As with the past several offseasons, there’s been plenty of speculation and reporting about the Marlins’ willingness to deal from their starting rotation. Chatter surrounding the possibility of Miami dealing a starter didn’t bring about a high-profile trade two winters ago — Miami did deal Zach Thompson to the Pirates as part of the Jacob Stallings deal — but last offseason saw the Fish ship righty Pablo Lopez to Minnesota alongside prospects Jose Salas and Byron Chourio in a deal that brought Luis Arraez to Miami. Talk this offseason has centered primarily around lefty Jesus Luzardo and righty Edward Cabrera, but Ken Rosenthal of The Athletic writes that a trade involving Luzardo is “less likely” than a trade of the younger Cabrera. MLB.com’s Mark Feinsand wrote late last week that the Marlins have been open to discussing both in trades.
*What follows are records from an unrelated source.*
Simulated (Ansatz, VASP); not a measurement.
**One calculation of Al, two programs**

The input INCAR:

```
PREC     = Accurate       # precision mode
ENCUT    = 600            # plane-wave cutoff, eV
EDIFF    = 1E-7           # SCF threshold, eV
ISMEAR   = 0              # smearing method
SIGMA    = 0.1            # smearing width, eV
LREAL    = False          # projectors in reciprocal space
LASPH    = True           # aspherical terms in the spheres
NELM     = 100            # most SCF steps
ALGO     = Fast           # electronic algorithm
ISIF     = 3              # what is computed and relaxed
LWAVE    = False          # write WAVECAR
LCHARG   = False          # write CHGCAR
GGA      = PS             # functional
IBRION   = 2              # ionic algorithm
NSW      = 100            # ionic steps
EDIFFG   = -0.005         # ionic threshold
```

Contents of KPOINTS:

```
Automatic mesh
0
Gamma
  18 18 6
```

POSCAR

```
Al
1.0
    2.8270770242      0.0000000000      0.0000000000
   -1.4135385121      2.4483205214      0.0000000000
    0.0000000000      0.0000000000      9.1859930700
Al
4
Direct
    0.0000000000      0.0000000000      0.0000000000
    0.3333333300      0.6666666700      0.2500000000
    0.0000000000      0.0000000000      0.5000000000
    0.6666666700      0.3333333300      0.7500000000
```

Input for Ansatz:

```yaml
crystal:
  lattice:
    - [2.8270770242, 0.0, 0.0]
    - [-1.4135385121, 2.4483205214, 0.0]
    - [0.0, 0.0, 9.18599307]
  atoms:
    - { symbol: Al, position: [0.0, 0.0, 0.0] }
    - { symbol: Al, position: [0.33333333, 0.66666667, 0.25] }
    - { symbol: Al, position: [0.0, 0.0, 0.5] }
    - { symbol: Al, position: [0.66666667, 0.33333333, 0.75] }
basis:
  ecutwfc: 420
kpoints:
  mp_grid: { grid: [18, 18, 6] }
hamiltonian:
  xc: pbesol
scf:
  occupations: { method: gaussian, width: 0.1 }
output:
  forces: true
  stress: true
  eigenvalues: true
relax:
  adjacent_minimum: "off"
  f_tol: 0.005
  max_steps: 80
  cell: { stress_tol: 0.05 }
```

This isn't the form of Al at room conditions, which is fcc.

While Cabrera has more club control remaining — five years, compared to Luzardo’s three — he’s also the less-established arm of the two, so it makes sense that the Marlins would be a bit more reluctant to part with the more experienced Luzardo.
Cabrera, who’ll turn 26 in April, has already spent parts of three seasons in the big leagues. After getting roughed up as a rookie, the former top prospect has made strides in the past two seasons, logging a combined 3.73 ERA with a sharp 26.6% strikeout rate. He throws hard (96.2 mph average fastball), has generally been good at keeping the ball in the yard (1.10 HR/9) and boasts a strong 50.6% ground-ball rate. However, Cabrera has also walked far too many opponents, issuing free passes to 13.7% of batters faced.
That lack of command has at times prevented him from working deep into games. While some of his short starts have been attributable to the Marlins monitoring his workload as he’s worked through a shoulder impingement and elbow inflammation, Cabrera’s average of 4 2/3 innings per start to this point in his career is quite brief, even by today’s standards. Cabrera worked a career-high eight shutout innings against the A’s in August of 2022, but that was one of just two career outings where he’s recorded an out beyond the sixth inning (the other was in his MLB debut a year prior).
Clearly, there are still some final steps to take in Cabrera’s development, but his body of work over the past two years offers plenty of reason for optimism. Couple that with club control that stretches through the 2028 season — he’ll likely be arbitration-eligible four times as a Super Two player — and Cabrera should appeal to plenty of pitching-hungry clubs, even if he’s the less-established of Miami’s two “available” starters.
As for the Marlins’ goals in a trade, they’ll surely vary from prospective trade partner to prospective trade partner. The Fish entered the offseason looking for long-term help behind the plate and at shortstop. Rosenthal suggests that a viable long-term option at short, in particular, might pique the Marlins’ interest when it comes to moving a controllable pitcher. As things stand, utilityman Jon Berti, glove-first prospect Jacob Amaya and former top prospects Vidal Brujan and Xavier Edwards are among the organization’s options there.
That said, Miami also hasn’t done much to upgrade its long-term catching outlook this winter. Christian Bethancourt was acquired in a small trade with Cleveland, who’d acquired him from the Rays. He and Nick Fortes are the only catchers on Miami’s 40-man roster. None of the organization’s current top 10 prospects at Baseball America are catchers.
There’s no indication yet that a trade of Cabrera, Luzardo or any other Marlins starter should be considered especially likely. But the Marlins have sat out free agency entirely this offseason, and the market hasn’t exactly been deep in options at their foremost positions of need anyhow. They likely view the trade market as their best path to addressing those needs in the short- and long-term, as in addition to the thin free-agent market, the team’s projected $97MM payroll (via Roster Resource) is already about $5MM greater than last year’s Opening Day mark.
The Fish are still about $13MM shy of where they ended the 2023 season, but it’s fair to wonder just how much appetite ownership has for additional spending. Rosenthal writes, for instance, that Josh Bell’s $16.5MM salary (which the club acquired in order to dump the majority of Jean Segura’s contract on the Guardians) is one of the reasons that the Marlins have been reluctant to spend this winter. If that’s the case, it’s hard to envision owner Bruce Sherman greenlighting additional free-agent spending of note, which either sets the stage for some trade activity or a disappointing offseason on the player acquisition front (possibly both).